German Chancellor Angela Merkel
German Chancellor Angela Merkel speaks during a news conference at the end of a euro zone leaders summit in Brussels, Belgium, July 13, 2015. Euro zone leaders agreed on a road map to a possible third bailout for near-bankrupt Greece, but Athens must enact key reforms this week before they will start talks on a financial rescue to keep it in the European currency area. Reuters/Philippe Wojazer

On Monday, Chancellor Angela Merkel is worried the right-wing attacks could refresh Germany rifts once again. The recent protests of the right-wing in Germany have posed a threat on the nation’s unity. There has been a rise in the right-wing violence nowadays, mostly in the eastern part of the country, which has led to the increase in the number of refugees sheltering there.

“I don’t intend to make an east-west conflict,” she said, as quoted by ABC. She said the “full force of the law” would be applied to those who attacked, abused or insulted migrants taking shelter in the country. She seemed mum on whether the east was full of anti-foreigner sentiments.

In October, Germany will be celebrating its 25 th anniversary of unification. However, the increasing tension between the eastern and western parts of the nation seems to be an emerging threat that might lead to the split again. The protest is hoped not to destroy the peace, which the nation welcomed a quarter of a century earlier ending the Cold War between the eastern and western parts.

According to the Constitutional Protection Report 2014 of Germany, there has been a rise of 24 per cent in the number of violence by extremists in 2014, which accounted to 990 total acts of violence. The Interior Minister of Germany, Thomas de Maiziere, said that out of the total number of violence acts, 170 were directed at harassing the refugees.

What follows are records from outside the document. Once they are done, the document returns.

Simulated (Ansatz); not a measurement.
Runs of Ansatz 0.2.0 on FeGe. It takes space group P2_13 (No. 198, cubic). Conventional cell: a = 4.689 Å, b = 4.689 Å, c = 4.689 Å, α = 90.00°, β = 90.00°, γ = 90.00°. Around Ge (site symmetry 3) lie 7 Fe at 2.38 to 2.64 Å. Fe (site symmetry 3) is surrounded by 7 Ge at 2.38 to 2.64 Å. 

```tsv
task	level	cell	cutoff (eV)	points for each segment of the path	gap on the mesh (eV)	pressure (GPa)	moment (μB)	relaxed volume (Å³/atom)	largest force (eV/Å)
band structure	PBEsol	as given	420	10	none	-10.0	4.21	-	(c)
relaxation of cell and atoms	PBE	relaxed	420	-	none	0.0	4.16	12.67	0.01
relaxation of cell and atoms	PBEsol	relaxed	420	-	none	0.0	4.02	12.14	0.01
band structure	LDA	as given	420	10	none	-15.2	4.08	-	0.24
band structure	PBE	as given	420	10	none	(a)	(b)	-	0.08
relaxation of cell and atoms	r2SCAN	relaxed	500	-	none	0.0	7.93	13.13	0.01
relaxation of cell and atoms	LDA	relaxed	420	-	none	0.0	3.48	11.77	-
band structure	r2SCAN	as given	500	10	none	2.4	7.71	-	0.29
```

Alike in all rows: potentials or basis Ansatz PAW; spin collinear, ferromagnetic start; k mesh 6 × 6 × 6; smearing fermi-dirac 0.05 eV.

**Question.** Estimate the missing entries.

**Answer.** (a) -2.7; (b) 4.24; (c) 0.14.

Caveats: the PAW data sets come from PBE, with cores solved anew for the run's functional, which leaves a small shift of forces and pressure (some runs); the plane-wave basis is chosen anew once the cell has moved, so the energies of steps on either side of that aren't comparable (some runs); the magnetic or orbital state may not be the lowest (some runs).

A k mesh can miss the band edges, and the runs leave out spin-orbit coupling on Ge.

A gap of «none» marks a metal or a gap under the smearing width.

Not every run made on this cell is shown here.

Out of the total population of Germany, around one per cent people welcomed the refugees in 2015, which amounts to 800,000 individuals.

In the first half of 2015, over 200 attacks shook asylum centres and the numbers are increasing every day, making it a daily event. The attackers also have origins in the western part of the nation, but majority of the violence were from the east where Moscow-communist rule prevails.